Whether you’ve prepared your menu and shopping list already or not, I bet many of the items you will be cooking this Thanksgiving are in season and available at your local farmers market. If you are still looking for inspiration, Martha has some good ideas for seasonal recipes.

Buying local and sustainable food can help create jobs and grow our rural and urban economies, preserve farmland and improve the environment, and provide fresh and healthy food to our family and friends.

For all these reasons, NRDC is working to rebuild sustainable regional food systems.  An essential part of this work is encouraging cities and large institutions to buy more local food. We are proud to have worked with New York City and Los Angeles on local food laws and policies that are good models for other cities around the country. We are also advocating for essential distribution infrastructure so more people can have access to fresh, healthy food.

Good government policies and decisions are important but consumer demand is a huge piece of the puzzle and you can use your Thanksgiving feast to do your part. Plus, fresh, local food tastes great so your guests will be happy too!

These days it’s not so hard to find local and sustainable food but here are a few tips to maximize your next trip to the farmers market.

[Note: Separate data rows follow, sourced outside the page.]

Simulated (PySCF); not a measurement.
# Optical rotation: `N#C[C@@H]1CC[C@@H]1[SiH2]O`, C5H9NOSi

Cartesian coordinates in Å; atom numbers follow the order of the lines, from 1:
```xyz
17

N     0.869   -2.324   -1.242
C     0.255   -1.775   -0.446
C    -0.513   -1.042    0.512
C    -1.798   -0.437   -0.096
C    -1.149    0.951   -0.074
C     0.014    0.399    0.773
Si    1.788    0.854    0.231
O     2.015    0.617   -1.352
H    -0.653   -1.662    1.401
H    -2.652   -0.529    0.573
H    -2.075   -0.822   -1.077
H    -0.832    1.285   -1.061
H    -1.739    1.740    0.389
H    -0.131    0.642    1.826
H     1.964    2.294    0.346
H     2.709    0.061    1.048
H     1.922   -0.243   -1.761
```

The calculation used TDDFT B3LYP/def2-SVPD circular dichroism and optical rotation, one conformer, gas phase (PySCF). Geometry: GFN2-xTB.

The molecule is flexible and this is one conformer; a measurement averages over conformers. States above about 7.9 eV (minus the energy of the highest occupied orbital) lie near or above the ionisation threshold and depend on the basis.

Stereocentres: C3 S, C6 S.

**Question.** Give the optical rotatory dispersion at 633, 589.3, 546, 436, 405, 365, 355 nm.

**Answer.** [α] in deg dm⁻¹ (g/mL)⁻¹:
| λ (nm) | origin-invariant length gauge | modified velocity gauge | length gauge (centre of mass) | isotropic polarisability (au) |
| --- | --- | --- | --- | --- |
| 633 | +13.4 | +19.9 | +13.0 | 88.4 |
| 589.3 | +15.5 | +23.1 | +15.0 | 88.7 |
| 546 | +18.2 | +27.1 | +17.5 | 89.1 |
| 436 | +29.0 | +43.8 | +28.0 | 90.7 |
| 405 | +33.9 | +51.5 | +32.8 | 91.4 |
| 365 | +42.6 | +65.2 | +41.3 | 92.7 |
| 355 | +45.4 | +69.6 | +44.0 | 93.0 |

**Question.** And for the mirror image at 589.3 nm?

  1. Use NRDC’s buy local app to find a farmers market near you and check out what is in season ahead of time.
  2. Look for a market that accepts SNAP benefits (many do nowadays) and also ask if they have an incentive program—like New York’s Health Bucks—to stretch your SNAP dollars further.
  3. Talk turkey and beyond with your farmer. Ask your farmer about their growing practices (e.g. how do they limit their use of antibiotics and pesticides). They’ll love talking about their farm and learning more about how your food is grown makes your consumer voice even more powerful. And finally, make sure to thank your farmer for providing your family with healthy and sustainably grown food.

Wishing you all a local, sustainable, and happy Thanksgiving!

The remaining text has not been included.